Royden Abafo, David Onofrio and Jalen Kalama investigated how the rodent population should be managed on Molokai. First introduced in the early 1700s, rodents destroy native ecosystems and pose a health risk to humans, according to the students. The majority of those interviewed said rodents are a problem where they live on Molokai.
Most people use snap traps or glue traps, yet more than half think live traps should be used to control rodents in areas that aren’t populated by humans.

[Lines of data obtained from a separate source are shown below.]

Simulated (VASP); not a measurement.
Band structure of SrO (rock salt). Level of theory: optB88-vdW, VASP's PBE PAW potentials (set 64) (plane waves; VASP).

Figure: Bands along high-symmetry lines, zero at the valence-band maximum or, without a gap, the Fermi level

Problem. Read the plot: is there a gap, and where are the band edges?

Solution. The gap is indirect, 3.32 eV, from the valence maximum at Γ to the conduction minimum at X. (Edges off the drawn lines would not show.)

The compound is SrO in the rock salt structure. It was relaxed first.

Jaden Liu, Madison Trenner and La`iku Dowling studied the use of the insect Tectococcus ovatus to control the spread of the invasive strawberry guava tree. Introduced as an ornamental plant in 1825, strawberry guava spreads quickly and crowds out native plants. T. ovatus attacks the guava exclusively and has been used in other areas to control it. Nearly 70 percent of those surveyed said they agree or strongly agree that native plants and animals should be protected from invasive species like strawberry guava, though there was not a consensus on the use of T. ovatus. Students concluded that they believe there needs to be more education about the use of bio-controls like T. ovatus before any are released on Molokai.

For their PRISM project, Brian Leer, Kawika Kaupu and Kaniela Kaupu helped remove invasive species like kiawe with the Molokai Land Trust at Mo`omomi. They learned that the native shearwater bird often falls prey to cats and dogs while nesting, and researched what Molokai residents think should be done to remove invasive species. Fifty-nine percent of the 108 people surveyed said they had been to Mo`omomi, while 41 percent had not. Twenty-six respondents scored 0 on knowledge about threats to Mo`omomi, while other major groups included 22 respondents scoring 50 and 14 scoring 60.

A majority of 62 people said fencing should be used to control invasive species at Mo`omomi, while 52 said pesticides and 47 said trap and kill. The students’ data showed that that 30 percent of respondents believe the community should help remove invasive species, while only six percent have actually helped already.

Every year, a student is presented with the PRISM Environmental Excellence Award, this year year’s recipient was eighth grader Kaliloa Durant for his work in lo`i and fishponds, practice of composting, participation in beach cleanups and invasive species removal.